24 of 24 people found the following review helpful:
5.0 out of 5 stars
Very underrated,
By Docendo Discimus (Vita scholae) - See all my reviews
This review is from: Hard Rain (Audio CD)
If you sometimes find yourself shouting "Judas" at the radio when Bob Dylan comes on playing something band-backed, this record is probably not your thing.
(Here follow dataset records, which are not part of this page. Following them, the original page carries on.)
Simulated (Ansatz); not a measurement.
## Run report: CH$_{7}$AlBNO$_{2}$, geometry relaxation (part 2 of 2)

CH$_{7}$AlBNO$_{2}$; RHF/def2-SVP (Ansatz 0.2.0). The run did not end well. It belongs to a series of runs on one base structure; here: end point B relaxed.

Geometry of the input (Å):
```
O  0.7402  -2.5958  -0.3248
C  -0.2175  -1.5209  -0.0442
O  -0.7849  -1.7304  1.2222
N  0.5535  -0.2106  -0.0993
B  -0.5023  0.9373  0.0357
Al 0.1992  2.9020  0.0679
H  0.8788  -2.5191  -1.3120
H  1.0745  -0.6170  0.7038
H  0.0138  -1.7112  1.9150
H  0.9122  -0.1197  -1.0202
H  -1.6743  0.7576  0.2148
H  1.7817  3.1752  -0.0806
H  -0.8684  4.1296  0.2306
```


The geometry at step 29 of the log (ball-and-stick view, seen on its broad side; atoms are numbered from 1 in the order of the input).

Me, I love it. It's too short by far, but Dylan and the Rolling Thunder band rock like never before or since. In my opinion, the intense "Hard Rain" is just as great as the fabled "Live 1966" (the so-called Royal Albert Hall concert from the Free Trade Hall in Manchester). Bob Dylan and his band play some of the hardest, rawest and most ragged rock n' roll music of his entire career - just listen to him tearing through a spiced-up "Maggie's Farm" or doing a melodic folk-rock interpretation of "One Too Many Mornings". But the highlight of "Hard Rain" has to be the closing ten-minute rendition of the venomous "Idiot Wind". Dylan sneers and shouts his way through a magnificent version of one of his most memorable songs - that one cut alone is worth the price of admission. Powerful stuff!
21 of 23 people found the following review helpful:
4.0 out of 5 stars
It's not pretty, but it's alive.,
By A Customer
This review is from: Hard Rain (Audio CD)
After seeing the Hard Rain TV special of the Rolling Thunder Revue, I snatched up this album ASAP. At first, it was disappointing that much of the material from the special was not included. But after a few listens, it didn't matter. Hard Rain offers up a loose, inventive and somewhat tortured picture of Dylan. As ever, Dylan reinterprets his songs with uncanny brilliance. The ragged edge of the Revue adds to the effect and the documentary production values suit the performance perfectly. Sure, Bob wails off-key and his voice is ragged, but the emotion he conveys in "One Too Many Mornings" and "You're A Big Girl Now" is riveting. The chiming guitar riffs of Memphis Blues Again, with Dylan howling "can this really be the end?", are spellbinding. The selections from his two then-current releases are equally superb. The heartache and bitterness expressed in "Idiot Wind" in the studio is taken to a higher level, and the quiet restraint of "Shelter from the Storm" gives way to a crackling electric guitar fury. Hard Rain has been subjected to poor reviews generally, though undeservedly. It has a raw, ragged beauty. You can almost feel the rain on your face and hear the slop of the muddy ground. Put it on and soak in the experience.